When making Aliyah at a young age, Israel has the appeal of a bold new step and a plan for developing a life on a new sheet of paper. But when making Aliyah at a slightly older age and with a family, it is not enough to just come and soak in the surroundings; one has to plan for a new life in the context of the life one already has.
Generally speaking, there are three important financial steps one has to take in order to adjust to Israeli life: (1) get out of the American mindset (2) thrive in Israel (3) plan for retirement.

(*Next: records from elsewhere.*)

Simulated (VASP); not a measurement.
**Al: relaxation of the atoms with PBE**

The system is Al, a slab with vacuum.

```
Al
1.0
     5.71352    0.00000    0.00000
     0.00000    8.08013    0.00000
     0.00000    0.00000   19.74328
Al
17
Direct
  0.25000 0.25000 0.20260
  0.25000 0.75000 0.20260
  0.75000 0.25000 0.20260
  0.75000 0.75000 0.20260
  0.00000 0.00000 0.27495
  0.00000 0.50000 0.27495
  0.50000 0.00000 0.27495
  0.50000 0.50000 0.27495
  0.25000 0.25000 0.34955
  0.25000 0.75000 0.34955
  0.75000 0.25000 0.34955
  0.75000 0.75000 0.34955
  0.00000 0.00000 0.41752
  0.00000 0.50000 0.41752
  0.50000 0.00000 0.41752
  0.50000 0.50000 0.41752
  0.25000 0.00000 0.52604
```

(1) Getting out of the American mindset. Financially, living in America is like living in a crack den. Technically you are in control, you don’t have to take drugs – but on the other hand, the longer you live there, the more you are affected by the environment and the greater the odds are that you will. Americans are brainwashed consumers fighting crack dealers at every corner. Debt is the most aggressively marketed item in the US and instant gratification is okay as long as you’ll be able to make the payment. And because the United States is so far behind nearly every other western country, it is permissible for children to be brainwashed at the youngest of ages so that their financial irresponsibility will follow them throughout their entire lives.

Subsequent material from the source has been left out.